There has been widespread national media coverage including in BBC News Online, Sky News, the Telegraph, The Sun, the Guardian, the Independent, the i, the Times and of our announcement of the launch of a Government consultation on banning a number of single-use plastics.
The story also featured on BBC Breakfast, and ITV News lunchtime and evening bulletins, while Sky News included a clip from an interview with Minister Churchill. This was also broadcast across a number of regional radio stations, including BBC Radio Northampton, BBC Radio Three Counties, BBC Radio Somerset, BBC Radio Lancashire, BBC Radio Hereford & Worcester, BBC Radio Cambridgeshire, BBC Radio Shropshire and BBC Radio London.
The Government's consultation is seeking views on the banning of single-use plastic plates, cutlery, expanded and extruded polystyrene cups and food and beverage containers.
This is alongside the launch of a separate call for evidence to address other sources of pollution, which asks stakeholders for views on tackling commonly littered plastics such as wet wipes, tobacco filters, sachets and other single-use cups.
Future policy measures that could be explored include banning plastic in these items, and mandatory labelling on packaging to help consumers dispose of these items correctly.
The Government will also examine how we can put the responsibility firmly at manufacturers' doors to make sure they are doing everything they can to tackle single-use plastics, including litter from cigarette butts.
Environment Secretary George Eustice said:
"There is growing recognition of the damage that plastics cause to our environment and marine life in particular. We want to reduce the use of plastics in packaging and ban its use in items linked to littering.
"We have already banned plastic straws, stirrers and cotton buds and now plan to extend the ban to cutlery and balloon sticks where alternative materials, like wood can be used."
The consultation comes a week after the passage of the Environment Act which will enable tougher action on single-use plastics in England. The Act includes powers to place charges on single-use items, and the call to evidence will explore whether such a charge could be placed on single use cups or sachets to encourage a shift away from throwaway culture.
The UK is a global leader in combatting plastic waste and has already taken major steps to tackle plastic pollution, banning microbeads in rinse-off personal care products, and restricting the supply of single-use plastic straws, stirrers and cotton buds.
Following the huge success of the 5p charge on single-use carrier bags, which cut consumption in the main supermarkets by 95% since 2015, we increased the minimum charge to 10p and extended it to all retailers, ensuring we can take billions more bags out of circulation.
Through the Environment Act, the Government is bringing in a wide range of further measures to tackle plastic pollution and litter, including:
- Introducing a Deposit Return Scheme for drinks containers to recycle billions more plastic bottles and stop them being landfilled, incinerated, or littered. Through a small deposit placed on drinks products, the DRS will incentivise people to recycle;
- Our Extended Producer Responsibility scheme will mean packaging producers will be expected to cover the full cost of recycling and disposing of their packaging.

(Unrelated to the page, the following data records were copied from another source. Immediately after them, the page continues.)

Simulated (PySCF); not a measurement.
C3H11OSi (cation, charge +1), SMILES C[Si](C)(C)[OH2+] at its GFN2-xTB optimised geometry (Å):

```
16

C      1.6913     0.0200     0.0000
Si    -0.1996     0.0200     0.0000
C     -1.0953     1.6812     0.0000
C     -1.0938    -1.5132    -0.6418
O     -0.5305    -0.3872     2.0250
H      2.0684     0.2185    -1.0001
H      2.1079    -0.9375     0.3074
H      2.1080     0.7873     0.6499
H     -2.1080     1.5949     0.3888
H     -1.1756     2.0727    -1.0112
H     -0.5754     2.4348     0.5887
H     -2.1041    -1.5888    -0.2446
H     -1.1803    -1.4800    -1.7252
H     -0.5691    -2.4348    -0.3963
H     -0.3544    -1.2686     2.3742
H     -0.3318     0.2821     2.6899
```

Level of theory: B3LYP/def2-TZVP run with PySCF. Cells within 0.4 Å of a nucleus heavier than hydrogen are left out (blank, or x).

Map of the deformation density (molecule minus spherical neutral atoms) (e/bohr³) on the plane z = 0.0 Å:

- Our plans for Consistent Recycling Collections for every household and business in England will ensure more plastic is recycled.
We will also introduce a world-leading plastic packaging tax from April 2022, set at £200 per tonne, on plastic packaging which doesn't meet a minimum threshold of at least 30% recycled content. This will encourage greater use of recycled plastic, leading to increased levels of recycling and plastic waste collection, helping to tackle the problem of plastic waste and protect our environment.